Oil - Market Cycles - 22nd February 2023
Has the 18 month component low formed in crude oil? A triangulation forms with the 80 day VTL providing a crucial line the sand for the next move
Essentials: Nominal Model | FLD | FLD Trading Strategy | FLD Trading Strategy (Advanced) | Principle of Nominality | Underlying Trend | Time Frequency Analysis
Analysis Summary
WTI Crude oil has moved sideways since our last update, notionally establishing the 80 day nominal low at a higher low than the low in December. However, that low is somewhat tenuous, with an overall fairly flat shape to the 80 day component, leaving us in some limbo as to the position of the 18 month component. The move to the 54 month FLD support around 55-60 is still very much a viable area but time is running out and it is worth looking at the bullish options in this report.

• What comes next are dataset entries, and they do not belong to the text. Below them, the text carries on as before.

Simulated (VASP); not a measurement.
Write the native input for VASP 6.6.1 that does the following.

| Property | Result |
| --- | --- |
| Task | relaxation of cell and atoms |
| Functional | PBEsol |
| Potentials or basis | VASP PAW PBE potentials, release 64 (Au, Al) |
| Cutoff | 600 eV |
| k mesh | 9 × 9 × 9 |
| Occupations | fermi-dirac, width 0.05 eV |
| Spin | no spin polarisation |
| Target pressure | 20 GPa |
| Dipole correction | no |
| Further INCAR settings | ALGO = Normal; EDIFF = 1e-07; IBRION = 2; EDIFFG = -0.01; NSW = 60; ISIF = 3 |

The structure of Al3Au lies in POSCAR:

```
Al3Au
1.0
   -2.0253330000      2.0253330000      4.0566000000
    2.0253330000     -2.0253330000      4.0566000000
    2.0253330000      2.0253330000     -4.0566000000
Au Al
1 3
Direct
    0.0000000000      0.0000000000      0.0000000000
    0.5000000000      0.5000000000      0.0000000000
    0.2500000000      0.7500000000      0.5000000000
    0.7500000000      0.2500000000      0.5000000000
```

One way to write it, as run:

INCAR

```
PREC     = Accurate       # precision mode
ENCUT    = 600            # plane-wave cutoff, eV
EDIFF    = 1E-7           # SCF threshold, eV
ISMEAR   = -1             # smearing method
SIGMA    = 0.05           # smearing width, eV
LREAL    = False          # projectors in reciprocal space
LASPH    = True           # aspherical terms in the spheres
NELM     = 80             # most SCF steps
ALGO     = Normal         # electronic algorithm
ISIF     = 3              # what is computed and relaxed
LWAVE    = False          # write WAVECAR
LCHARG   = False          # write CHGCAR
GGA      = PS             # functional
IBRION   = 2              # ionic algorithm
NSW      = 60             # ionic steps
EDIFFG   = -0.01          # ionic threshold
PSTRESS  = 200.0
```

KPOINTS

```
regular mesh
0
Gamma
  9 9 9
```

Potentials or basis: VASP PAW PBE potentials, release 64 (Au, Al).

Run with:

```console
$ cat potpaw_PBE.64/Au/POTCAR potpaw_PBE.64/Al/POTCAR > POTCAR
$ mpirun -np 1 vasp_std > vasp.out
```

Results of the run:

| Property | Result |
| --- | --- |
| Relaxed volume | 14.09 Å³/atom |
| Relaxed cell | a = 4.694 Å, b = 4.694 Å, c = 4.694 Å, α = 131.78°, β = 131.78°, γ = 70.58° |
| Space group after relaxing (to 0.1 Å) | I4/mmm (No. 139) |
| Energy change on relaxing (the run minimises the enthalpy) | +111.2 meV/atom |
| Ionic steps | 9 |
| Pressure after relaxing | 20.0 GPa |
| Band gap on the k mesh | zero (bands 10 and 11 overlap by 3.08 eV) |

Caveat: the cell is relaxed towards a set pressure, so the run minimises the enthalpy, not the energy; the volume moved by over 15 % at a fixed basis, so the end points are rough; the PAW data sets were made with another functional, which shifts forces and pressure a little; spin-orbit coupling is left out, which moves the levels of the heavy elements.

The 18 month component is running at around 17 months from the time frequency analysis and is currently 17.9 months along it’s phase, assuming the previous low was in August 2021. A move to the 54 month low in the next month or two will dictate a shift in that low to December 2021. This would, however, represent a significant frequency modulation from the sample average duration of around 17 months. This should be considered when speculating on the position of the longer component. Price is currently sitting directly under the 18 month FLD peak, a price trough here representing a flat underlying trend, perhaps what we might expect from the proposed final 18 month component of the larger wave.